It's a deal
Smith's Landing First Nation ratifies AIP
Fact File
February 1998: Canada agreed to formally recognize Smith's Landing as a First Nation (SLFN)
January 1999: Band holds first official meeting at the new band office in Fort Fitzgerald, Alta.
June 1999: Agreement in Principal (AIP) reached between Canada, Alberta and SLFN
January 2000: Agreement ratified by band members
January 2000: Smith's Landing First Nation formally recognized as Alberta's 44th First Nation
Claim includes: Six parcels of land totalling 19,000 acres with up to 5,000 located with Wood Buffalo National Park and $28 million in cash

Terry Halifax
Northern News Services

Yellowknife (Feb 07/00) - The newest First Nation in the North has ratified a land claim agreement after only a year of negotiations.

Smith's Landing First Nation held a ratification vote on an agreement in principle Jan. 28.

The vote was met with almost unanimous agreement, said Glenn Luff, director of communications for the Department of Indian and Northern Affairs, Alberta.

"There were 172 eligible electors. Of those, 145 voted and of those 145 casting a ballot, 144 voted in favour and one voted against," Luff said. "That's a fairly resounding voice."

The band voted to support a treaty that entitles them to six parcels of land totalling 19,000 acres (7,600 hectares) and a cash settlement of $28 million.

Luff said the lands are located just south of the 60th parallel and up to 5,000 acres (2,000 hectares) of the total land package will be within the boundaries of Wood Buffalo National Park.

The cash will be a one-time payment.

"The money is an up-front payment to the First Nation," he said. "It still has to go through some approvals within the federal government process, but once all those are signed off, it will be a full payment of the $28 million to the First Nation."

Luff said the vote of the membership was the next step in the treaty process.

"The ratification of the land claim requires 50 per cent plus one of all eligible voters," he said.

The next step for the band is just a few formalities, Luff said.
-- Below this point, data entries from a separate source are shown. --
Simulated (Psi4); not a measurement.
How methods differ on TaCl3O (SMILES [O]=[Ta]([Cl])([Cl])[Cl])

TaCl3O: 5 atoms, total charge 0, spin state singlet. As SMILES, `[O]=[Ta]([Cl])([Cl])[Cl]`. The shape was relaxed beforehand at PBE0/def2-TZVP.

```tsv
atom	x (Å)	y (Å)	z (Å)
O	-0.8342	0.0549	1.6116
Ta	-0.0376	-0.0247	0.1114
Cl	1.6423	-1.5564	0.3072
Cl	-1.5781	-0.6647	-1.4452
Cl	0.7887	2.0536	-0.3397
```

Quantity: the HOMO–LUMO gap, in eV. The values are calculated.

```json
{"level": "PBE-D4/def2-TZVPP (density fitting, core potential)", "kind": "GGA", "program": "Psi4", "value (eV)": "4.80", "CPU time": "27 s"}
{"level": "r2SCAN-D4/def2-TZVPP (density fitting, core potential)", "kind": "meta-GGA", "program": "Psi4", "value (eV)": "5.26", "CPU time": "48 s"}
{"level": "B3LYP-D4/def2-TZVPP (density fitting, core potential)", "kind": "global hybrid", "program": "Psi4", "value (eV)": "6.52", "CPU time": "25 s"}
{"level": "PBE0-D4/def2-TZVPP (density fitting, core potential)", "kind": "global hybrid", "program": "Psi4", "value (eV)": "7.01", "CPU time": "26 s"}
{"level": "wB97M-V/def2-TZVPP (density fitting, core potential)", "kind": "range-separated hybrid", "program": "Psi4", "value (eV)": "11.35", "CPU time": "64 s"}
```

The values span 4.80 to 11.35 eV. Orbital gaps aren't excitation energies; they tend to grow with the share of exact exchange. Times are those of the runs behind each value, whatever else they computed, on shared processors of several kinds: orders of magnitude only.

"It requires all the appropriate signatures and approvals from the government and we don't anticipate any problem with that," he said. "I expect there will be a formal signing ceremony sometime this spring."

Smith's Landing's band office is located just across the NWT/Alberta border in Fort Fitzgerald. The band split from the Salt River First Nation to form their own First Nation in 1998.

The Agreement in Principle was reached in June 1999, but only just now ratified by the band.

Band officials could not be reached for comment as of press time.